I'm working with the patents-public-data.patents.publications_201710 table in Google's BigQuery. My goal is to identify potential corporate-owned patents. Since an inventor must be an individual and not a corporation, I can theoretically do so by identifying records where the assignee is not found in the list of inventors. The tricky part is that there are often multiple inventors and even multiple assignees for the same publication_number.
The table originally looks like:
Row publication_number assignee inventor
1 US-7011573-B2 Mcarthur Richard C MCARTHUR RICHARD C.
Holmes Dennis G HOLMES DENNIS G.
Mcarthur Ronald J MCARTHUR RONALD J.
2 US-8746747-B2 IPS Corporation—Weld-On Division MCPHERSON TERRY R
I've tried the following (unsuccessful) query:
#standard sql
SELECT
p.publication_number,
assignee,
inventor
FROM
`patents-public-data.patents.publications_201710` AS p,
p.assignee assignee,
p.inventor inventor
WHERE
assignee not in (inventor) #want to run this within each p.publication_number-assignee group somehow
AND p.publication_number IN ('US-8746747-B2',
'US-7011573-B2')
This query produces the following output:
Row publication_number assignee inventor
1 US-7011573-B2 Mcarthur Richard C MCARTHUR RICHARD C.
2 US-7011573-B2 Mcarthur Richard C HOLMES DENNIS G.
3 US-7011573-B2 Mcarthur Richard C MCARTHUR RONALD J.
4 US-7011573-B2 Holmes Dennis G MCARTHUR RICHARD C.
5 US-7011573-B2 Holmes Dennis G HOLMES DENNIS G.
6 US-7011573-B2 Holmes Dennis G MCARTHUR RONALD J.
7 US-7011573-B2 Mcarthur Ronald J MCARTHUR RICHARD C.
8 US-7011573-B2 Mcarthur Ronald J HOLMES DENNIS G.
9 US-7011573-B2 Mcarthur Ronald J MCARTHUR RONALD J.
10 US-8746747-B2 IPS Corporation—Weld-On Division MCPHERSON TERRY R
First, I'd like to see if the assignee is contained in (not just equal to) the inventor variable since assignee omits the "." after the middle initial. Frequently the string in the assignee variable equals the inventor, but not always. Some examples of exceptions are:
- assignee: "Daryl A. KRUPA"; inventor: "KRUPA Daryl A."

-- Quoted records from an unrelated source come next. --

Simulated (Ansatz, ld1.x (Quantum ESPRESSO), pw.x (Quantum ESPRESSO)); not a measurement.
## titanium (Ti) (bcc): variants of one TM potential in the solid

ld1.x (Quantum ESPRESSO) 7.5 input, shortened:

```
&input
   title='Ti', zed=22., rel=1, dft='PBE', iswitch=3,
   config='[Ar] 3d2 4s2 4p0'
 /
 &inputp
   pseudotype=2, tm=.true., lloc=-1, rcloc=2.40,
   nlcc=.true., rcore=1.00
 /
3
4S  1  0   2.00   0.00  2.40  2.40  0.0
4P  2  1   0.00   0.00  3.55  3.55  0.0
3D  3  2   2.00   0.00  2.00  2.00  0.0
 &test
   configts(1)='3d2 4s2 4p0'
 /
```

- assignee: "KRUPADANAM Gazula Levi DAVID"; inventor: "DAVID KRUPADANAM, Gazula Levi"
I know I'll end up having to live with some false positives (record is actually assigned to an individual and not a corporation), but if I can address some of these issues through my query I'd prefer that.
Second, assuming the first concern is addressed, I can't just see if the assignee is contained in the inventor variable because that would inappropriately retain rows 2-4, 6-8.
My desired output is simply:
Row publication_number assignee inventor
1 US-8746747-B2 IPS Corporation—Weld-On Division MCPHERSON TERRY R
I've found somewhat relevant posts here and here, but they don't fully address my question or don't use SQL.
What is the appropriate standard SQL query for my desired output?